As long as you're happy and it doesn't bother you, then there's nothing wrong. Do you ever feel lonely, like you want more friends? If you want friends, but don't have friends, then there is something wrong. If you don't have freinds and don't want friends, that's fine. You need to figure out what made you post this topic, though. Why is it bothering you?
There is nothing wrong with you, the behaviour you describe is typical of a large percentage of people within your age limit. You're just introverted. I'm sure there are some more introverted people like yourself on
KR that will reply. You have a best friend and a boyfriend that you live with. This shows that while you don't yearn for a large amount of friends, you still value the company of other people. Some people just don't bother with the whole "having friends" scene. Your situation makes you sound kind od cool to me. People like you and regard you as the life of the party, but you don't need them around you all the tie to validate yourself. You have your boyfriend and girlfriend who you're close to, and that's fine.

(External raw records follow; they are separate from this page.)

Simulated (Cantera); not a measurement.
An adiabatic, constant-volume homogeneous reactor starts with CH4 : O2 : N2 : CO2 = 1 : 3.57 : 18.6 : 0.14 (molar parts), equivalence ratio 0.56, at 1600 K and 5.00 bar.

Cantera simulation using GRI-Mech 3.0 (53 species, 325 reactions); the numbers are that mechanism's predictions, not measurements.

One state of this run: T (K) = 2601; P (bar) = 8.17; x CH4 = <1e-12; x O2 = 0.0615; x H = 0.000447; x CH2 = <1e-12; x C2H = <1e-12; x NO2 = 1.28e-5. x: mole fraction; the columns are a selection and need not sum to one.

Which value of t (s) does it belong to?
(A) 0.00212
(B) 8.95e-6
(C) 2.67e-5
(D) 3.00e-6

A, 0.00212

How would you describe the relationship you have with your girlfriend? Are ye close? Do you like spending time with her sometimes as opposed to being alone?
I want friends. But at the same time I am, by definition, introverted. I prefer spending time by myself and keep to myself all the time. I think it's the feeling I get
after a social situation that does it for me. I seem to think that it's the time I spend with other people that matters, as there are "witnesses" to confirm for me what I've done. Being sociable makes me feel productive, like I've made a difference to someone other than myself, so the more social oppertunities that arise the better. But afterwards I'm always relieved and glad to be out of the glare of other people so I can do my own thing. I cherish my alone time. Might sound crazy, but personally I reckon it's perfectly normal. Typical introversion, common of many.
I got very used to being alone over time, so now I find I'm just more comfortable being by myself. The prospect of doing things with other people usually seems like a drag for me, even though I'm very grateful for it. I guess I have this mentallity that they'll prevent me from doing what I want. I'm quite self-preoccupied in that sense. I love going shopping alone too. Whenever I go into town with my friends, it's always a case of me tagging after them for the day. Whereas when I'm by myself, I can decide when to come and go, what to do, etc etc. Movies are a solitary pleasure too. I'd frequently go to the cinema alone, except I don't want people to be all like "look at her on her own LOL", if you get me.
That's not saying I would like to be friendless of course. I can get extremely lonely thinking that no one bothers with me. I love my friends and I've never been happier now I'm more sociable. It's not how much I physically meet them, it's the quality of our friendship. As long as I know that they consider me a friend, I'm happy. At an estimate, I have 6 friends/accquaintances, one of whom I sort-of relate to (but am not particularly close to).
You sound like an interesting, fun person whom I'm sure lots of people would love to be friends with. Think of it this way: At least the problem isn't in reverse. It's not a case of "No one wants to be friends with me", it's a case of "I don't want to be friends with them".